Nice to know someone was listening.

Tuesday, August 21, 2007

Internet in Hotels—a Puzzle

In my experience, low and medium priced hotels/motels usually provide a free internet connection, high priced ones usually charge for it. This seems to be true not only in the U.S. but in Europe as well, although that conclusion is based on less data—one fancy hotel in Helsinki, one each less fancy in London and Paris.

Does the pattern hold in general? If so, why? The obvious guess is that it has something to do with price discrimination, but I'm not sure just why it makes more sense to price discriminate against internet users in expensive hotels than in inexpensive ones.

Low Cost Cooling

A common hot weather strategy, especially for people living in big old houses without air conditioning, is to open windows at night when it is cool out, close them in the morning.

It should be straightforward to automate the procedure, using windows or vents that can be set to open when the temperature outside is cooler than the temperature inside, close when it is warmer, with fans to increase the airflow when desired. I would expect both the capital cost and the operating cost of such a system, used to replace or supplement air conditioning, to be trivial relative to the cost of air conditioning itself.

Yet I do not think I have ever seen such a system. Have I missed it? Or is there some non-obvious problem with the idea?

[The reason I have not been posting is that I've been travelling].

Sunday, July 22, 2007

My novel as podcasts

Last spring Harald, my first novel, was published by Baen. One friend who had heard me doing oral storytelling in the SCA commented that it read better if he imagined it in my storytelling voice. So, through the marvels of modern technology and the cooperation of my publisher ... .

The first section of Harald, the prologue and the first nine chapters, read by me, is now available as podcasts. Comments are welcome; I've done a lot of oral storytelling but this is my first venture into doing it online and I don't know how well it works. If people like it I'll do some more of it.

Thursday, July 12, 2007

Income and Human Mating Patterns

I've been reading Robert Wright's The Moral Animal, which seems to be a good popular presentation of evolutionary psychology. Two points occurred to me.

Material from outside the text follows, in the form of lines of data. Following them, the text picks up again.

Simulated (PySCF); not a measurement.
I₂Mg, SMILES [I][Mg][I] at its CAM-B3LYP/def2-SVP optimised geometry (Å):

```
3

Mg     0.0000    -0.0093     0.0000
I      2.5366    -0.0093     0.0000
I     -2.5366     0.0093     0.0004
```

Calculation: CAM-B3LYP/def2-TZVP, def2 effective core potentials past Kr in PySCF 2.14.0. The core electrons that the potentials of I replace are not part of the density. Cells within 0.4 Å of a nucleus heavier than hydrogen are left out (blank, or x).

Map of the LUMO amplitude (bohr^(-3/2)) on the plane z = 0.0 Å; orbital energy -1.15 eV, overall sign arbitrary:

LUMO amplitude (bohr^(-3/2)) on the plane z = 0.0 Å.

1. Wright argues that monogamy tends to be associated with societies that are either very poor, so a man cannot support two families, or have fairly even income distributions, so that half of one man is almost always worth less than all of another from the woman's standpoint.

It occurs to me that the first point is also relevant to women's choice between their two alternative mating strategies, long term and short term. The long term strategy is to pair up with the most desirable man she can get and jointly produce and rear children. The short term strategy is to get pregnant by the most desirable man she can and then rear the child herself. There seems to be good evidence that both women and men are equipped for their roles in both strategies, with different preferences among potential mates according to which is being followed.

In a very poor society, the short term strategy is not viable because a woman cannot afford to bring up a child by herself–it's long term or nothing. So we would expect that rising incomes would be associated with an increasing number of women choosing the short term strategy. That, allowing for substantial time lags in social institutions, might help explain the large changes in observed behavior in developed societies over the past fifty years ago.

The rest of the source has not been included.